Whether or not it ever becomes explicit that Archimboldi’s name is a reference to 16th-century Italian painter Giuseppe Arcimboldo, it is certainly a strikingly similar enough name that one is tempted to infer a link. The paintings for which Arcimboldo is most famous will be familiar enough to most of us, I think. After looking them up during my first read of the book a year ago, I was surprised to learn that a friend had had small prints of them hanging on a wall for years. I had simply never known who had painted them. The paintings are composite portraits whose parts are things like vegetables and fruits and fish and other people. Get a look at them here. (Side note: I learned while clicking around today that the familiar or spirit (or whatever; in any case, a humanoid whose body is composed of vegetables) who helps the chef cook soup in the movie The Tale of Despereaux is named Boldo after the artist who inspired that character’s composition.)
From the beginning of my first reading of the book, it occurred to me that the four Archimboldians seem to move and function almost as a single unit. Early on, they can always be found talking to one another in various permutations or walking together with one or another pushing Morini’s wheelchair while the others walk along beside or behind. If Pelletier’s not bedding Norton on a given night, Espinoza is, and for the life of me, I can’t keep the particular attitudes and traits of those two men straight. Norton stands out because she’s a woman and Morini because he’s crippled, but the other two are virtually interchangeable. Matt Bucher suggests that the way Bolaño tosses these people — all of different nationalities, recall — together points to a porousness of national borders, perhaps a comment on the degree to which nationality matters at all to this Chilean author who was himself a man more, in a way, of other countries than of his own. Arcimboldo too was a multi-national, Matt points out.

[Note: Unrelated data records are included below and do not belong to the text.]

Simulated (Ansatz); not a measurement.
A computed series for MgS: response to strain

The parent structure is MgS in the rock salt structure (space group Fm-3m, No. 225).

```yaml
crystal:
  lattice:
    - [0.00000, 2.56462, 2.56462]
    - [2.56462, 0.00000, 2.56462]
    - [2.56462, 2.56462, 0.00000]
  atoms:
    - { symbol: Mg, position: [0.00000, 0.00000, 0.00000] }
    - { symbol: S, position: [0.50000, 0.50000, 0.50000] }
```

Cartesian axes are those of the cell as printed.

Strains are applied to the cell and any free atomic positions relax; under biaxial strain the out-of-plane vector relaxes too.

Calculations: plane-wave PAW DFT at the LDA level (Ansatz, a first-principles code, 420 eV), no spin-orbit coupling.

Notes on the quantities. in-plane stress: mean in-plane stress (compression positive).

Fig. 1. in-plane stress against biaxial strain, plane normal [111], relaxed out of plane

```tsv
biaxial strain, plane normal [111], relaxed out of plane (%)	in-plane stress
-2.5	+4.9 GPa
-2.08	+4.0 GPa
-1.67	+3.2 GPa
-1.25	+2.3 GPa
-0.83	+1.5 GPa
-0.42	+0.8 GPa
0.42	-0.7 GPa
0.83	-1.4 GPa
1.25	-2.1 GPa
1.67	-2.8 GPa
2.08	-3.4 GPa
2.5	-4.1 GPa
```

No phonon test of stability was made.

It strikes me that in the part about the critics (at least early on), it’s less the individual characters Bolaño has given us than the sum total of their collective experience as critics that is interesting. Maybe I’m just a cold fish, but I don’t have much feeling for any of the characters; still, I find their adventures intriguing, their slightly different introductions and approaches to Archimboldi of some interest. But it’s the composite of them all that I’m drawn to, I think, and the good-natured derision that I think attends the descriptions of some of their activities. It’s the critics and not any one critic whose story pulls me along. That they should spend their lives pursuing an author whose namesake seems to be a painter who created composites seems only fitting.
The parts of the book are listed as follows:
- The Part about the Critics
- The Part about Amalfitano
- The Part about Fate
- The Part about the Crimes
- The Part about Archimboldi
Note that three of the five sections refer to things in the singular. Since we all know by now that the book is at least in part about a bunch of murders, I don’t believe it’s really so much of a spoiler to give away in advance that a bunch of bodies will pile up in the part about the crimes and that, as with the critics (though to a more pronounced extent), the particulars of the crimes and their poor offended bodies will begin to run together. Thus the part about the crimes also becomes a composite of sorts, the bodies constituent parts of something bigger (though exactly what, who knows? Evil? The human condition? That oasis of horror in a desert of boredom that Bolaño invoked in the epigraph?). And so, again, the reference to Arcimboldo, with his composite images, seems fitting.
Archimboldi’s portrait of Eve depicts her wearing a low-cut bodice (whether or not immodest for the period I can’t say) with a rose and red bows. In her hand she holds the fateful apple, her pinky upraised (phallic or just dainty?). Her face, in profile, is composed of what look to me like children cavorting, some in possibly sexual attitudes. One has his back turned and his hand apparently down in his lap. Others are embracing. One is bent over, as if presenting for rear entry (though to be fair, he or she is the cheekbone, so the pose may be more pragmatic than risque). In the portrait of Adam, the children seem younger and more innocent (perhaps in keeping with some readings of the Bible in which Adam is lured by temptress Eve), though here and there a hand does seem to be exploring a crotch. Of note with respect to our critics, Adam is cradling a book and wielding a rolled paper, almost as if he’s holding forth (perhaps, paradoxically, from a scripture that didn’t yet exist?), looking for all the world like some literary critic.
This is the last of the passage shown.